Thursday defrocked Roman Catholic priest Maurice Blackwell was convicted of molesting an altar boy during the 1990s, while serving at a church in Baltimore.
Sadly, we have heard some version of this story so often that we are now desensitized. But the Blackwell story is not exactly the same old story. A decade after alleging Blackwell molested him, Dontee Stokes shot and wounded the priest on the street in a fit of rage when Blackwell refused to apologize, the Associated Press reported.
"In May 2002, as the sex scandal that engulfed the Roman Catholic Church was unfolding in Boston, a tormented Stokes shot Blackwell three times in the hip and hand on a city street," AP reported.
The condensed version of what likely happened is that current events forced Stokes to relive a painful past. His past was especially painful because after suffering at the hands of a respected representative of God and all that is supposed to be good, authorities took no real action when he reported the abuse.
"Stokes reported the alleged abuse in 1993, at age 17, but prosecutors declined to press charges. He testified that he did not report the abuse earlier because he didn't want Blackwell to be removed, because of his stature in the community," AP reported.

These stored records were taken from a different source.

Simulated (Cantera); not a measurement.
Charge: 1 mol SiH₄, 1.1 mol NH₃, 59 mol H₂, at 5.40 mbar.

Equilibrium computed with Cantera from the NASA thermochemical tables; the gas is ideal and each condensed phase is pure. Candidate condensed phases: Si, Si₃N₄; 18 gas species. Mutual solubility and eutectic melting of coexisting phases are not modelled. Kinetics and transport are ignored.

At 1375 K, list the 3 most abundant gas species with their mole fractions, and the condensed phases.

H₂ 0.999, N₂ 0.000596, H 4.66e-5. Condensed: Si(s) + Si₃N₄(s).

It is not uncommon for a victim of abuse to seek an apology from the abuser. Because the victim's emotions have been locked away, he or she may appear unreasonable and out of control when confronting the abuser.
We don't have to condone being out of control to understand how it comes to be.
Victims are re-victimized when they are not believed. The victimization increases exponentially when the abuser refuses to apologize.
This is apparently what happened when Stokes confronted Blackwell. After the shooting, however, prosecutors reviewed Stokes' old allegations and charged Blackwell. And the Vatican, which had stripped Blackwell of his church authority in 1998 -- after he acknowledged having a sexual relationship with a teenage boy in the early 1970s -- finally defrocked him in October.
The defense characterized Stokes as a disturbed young man who made up the allegations to deal with his sexual identity crisis. That is probably a gross misrepresentation of the facts.
It is not uncommon for young boys exposed to the deviant desires of adult male authority figures to grow into adults who are confused about their sexual identity.
Many adults engage in sexual activities with children as a matter of experimentation, not orientation. Though these may be same-sex incidents, the men may not be gay.
But they are deviant and they do ruin lives of the children with whom they play sex games.